It's amazing that horror films, of all the genres, have undergone such 'serious' analysis in the academic film studies arena. It tells you a lot--considered to be a kind of low art form, it attracts serious scholars who, rather than applying common sense or rational thinking, literally invent whole vocabularies to disguise their utter lack of knowledge and general cluelessness with regards to these staples of 'pop' culture for the 'little people'.
It's classic academic constructs. It's obvious that Clover, and she's not alone, is either incapable or unwilling to just say what she means. Instead, and in order for a university press to pick these things up, the ideas have to be draped in dense, unreadable, and often laughable language.
Are there interesting ideas here? Yes, certainly. Are they easy to understand? They can be, but not here. You may feel like a moron after reading about your favorite slasher, but don't worry--you haven't been exposed to the careerism and isolation of the cinematic ivory tower yet.

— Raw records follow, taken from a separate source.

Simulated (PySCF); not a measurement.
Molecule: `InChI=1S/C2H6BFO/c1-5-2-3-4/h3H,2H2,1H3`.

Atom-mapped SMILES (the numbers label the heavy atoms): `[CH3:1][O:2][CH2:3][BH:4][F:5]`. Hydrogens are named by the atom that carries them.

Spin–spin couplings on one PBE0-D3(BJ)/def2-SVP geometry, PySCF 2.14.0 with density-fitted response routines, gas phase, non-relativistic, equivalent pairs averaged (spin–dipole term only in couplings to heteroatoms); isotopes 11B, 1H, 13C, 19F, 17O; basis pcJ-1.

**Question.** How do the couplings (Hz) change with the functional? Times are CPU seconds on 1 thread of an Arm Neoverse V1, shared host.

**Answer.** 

The book can be half as long if they tried to make it accessible to the people who actually WATCH horror films, but it is instead geared toward people who want to study the people who watch horror films, from a detached perspective, armed with a dictionary and a black turtleneck.
I would actually recommend this book for horror fans, but with reservations. It does try to get at what is happening in this genre, and why we watch these movies. But don't feel bad if you laugh at some of it--that's part of the real world.